Project 1 Flocking

University of Pennsylvania, CIS 565: GPU Programming and Architecture Project 1 - Flocking

Tested on: Windows 10 Pro, i7-6700HQ @ 2.60GHz 15.9GB, GTX 980M (Personal), CUDA 8.0, Visual Studio 2015.

Introduction - Rules - Grid System - Runtime Analysis - Responses

Boids

Artificial Life

This is an artificial life program akin to Conway's Game of Life. For these programs, the user defines an initial state, and every following state organically develops through a set of predefined rules of the program. Instead of pixel changes like in Conway's Game of Life, this boid implementation developed by Craig Reynolds in 1986 is meant to define boid movements and in doing so simulate the flocking movement and orientation of birds in flight.

Example visuals of coherent grid, the most efficient implementation.

10,000 Boids	50,000 Boids

Rules

Since the execution is defined based on the initial state, the current implementation has a scattered initial distribution of the boid positions (each boid is a particle in the visual). There is also a positional wrapping, so that as the boids continue moving throughout the grid, they are maintained in the same cube of space, making the simulation more interesting.

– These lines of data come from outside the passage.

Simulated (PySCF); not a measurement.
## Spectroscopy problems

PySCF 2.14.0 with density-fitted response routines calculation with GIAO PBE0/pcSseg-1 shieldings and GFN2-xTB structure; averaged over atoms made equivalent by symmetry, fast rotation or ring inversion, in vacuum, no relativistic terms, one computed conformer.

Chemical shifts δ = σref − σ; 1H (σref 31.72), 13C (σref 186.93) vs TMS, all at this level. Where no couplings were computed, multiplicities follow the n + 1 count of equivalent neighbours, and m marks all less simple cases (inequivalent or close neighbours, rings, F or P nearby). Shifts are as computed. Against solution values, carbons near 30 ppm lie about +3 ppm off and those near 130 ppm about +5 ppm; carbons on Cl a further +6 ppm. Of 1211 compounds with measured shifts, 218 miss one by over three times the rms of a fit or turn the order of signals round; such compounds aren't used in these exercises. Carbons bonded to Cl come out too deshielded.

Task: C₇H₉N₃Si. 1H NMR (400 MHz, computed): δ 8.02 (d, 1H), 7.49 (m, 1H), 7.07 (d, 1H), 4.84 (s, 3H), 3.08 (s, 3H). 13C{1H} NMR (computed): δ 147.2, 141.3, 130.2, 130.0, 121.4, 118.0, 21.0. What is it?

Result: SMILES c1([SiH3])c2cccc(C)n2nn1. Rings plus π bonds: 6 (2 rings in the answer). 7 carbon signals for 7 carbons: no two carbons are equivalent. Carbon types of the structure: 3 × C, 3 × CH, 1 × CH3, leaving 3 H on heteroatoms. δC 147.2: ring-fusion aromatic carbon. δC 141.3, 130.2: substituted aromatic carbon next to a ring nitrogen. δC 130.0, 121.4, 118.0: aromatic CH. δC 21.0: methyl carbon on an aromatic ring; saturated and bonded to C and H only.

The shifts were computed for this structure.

In regards to the actual rules defined for the simulation - we have the following three ideas:

adhesion - a force aiming to push every boid to the center of mass of all boids near it
avoidance/dodging - a force aiming to push every boid away from every other boid near it
cohesion - a force aiming to make each boid have a similar velocity to those near it

The psuedocode is as follows:

rule1_adhesion(Boid boid)
    vector perceived_center = 0
    float neighbor_count = 0

    foreach Boid b:
        if b != boid and distance(b, boid) < rule1Distance then
            perceived_center += b.position
            ++neighbor_count
        endif
    end
    perceived_center /= neighbor_count

    return (perceived_center - boid.position) * rule1Scale

rule2_avoidance_dodging(Boid boid)
    vector avoidance_velocity = 0

    foreach Boid b
        if b != boid and distance(b, boid) < rule2Distance then
            avoidance_velocity += (boid.position - b.position)
        endif
    end

    return avoidance_velocity * rule2Scale

rule3_cohesion(Boid boid)
    vector cohesive_velocity = 0
    float neighbor_count = 0

    foreach Boid b
        if b != boid and distance(b, boid) < rule3Distance then
            cohesive_velocity += b.velocity
            ++neighbor_count
        endif
    end
    cohesive_velocity /= neighbor_count

    return cohesive_velocity * rule3Scale

Since these only affect the delta by which a current velocity should be updated, the updated velocity for a current value is as follows: updated_vel = current_vel + rule1_adhesion + rule2_avoidance_dodging + rule3_cohesion

For more reference regarding the pseudocode see this derivation.

Grid System

For each boid, each rule is enacted on the boid itself and those within a specific distance near the boid to create the grouping effect we see in the final output. The way we actually find which boids are within those distances depends on how we're searching through our grid system.

Naive

For the first implementation, we iterate over every grid cell checking if any boid inside of the grid cell is within any of the specified distances for each of the three defined rules. This is costly for runtime as we're iterating over the entire grid width in all three dimensions.

Scattered

For the second implementation, we optimize our search based on a max distance instead of iterating over every grid cell possible. We set this distance as the max value of all three of the rule's comparison distances: max_distance = max(rule1_distance, max(rule2_distance, rule3_distance)).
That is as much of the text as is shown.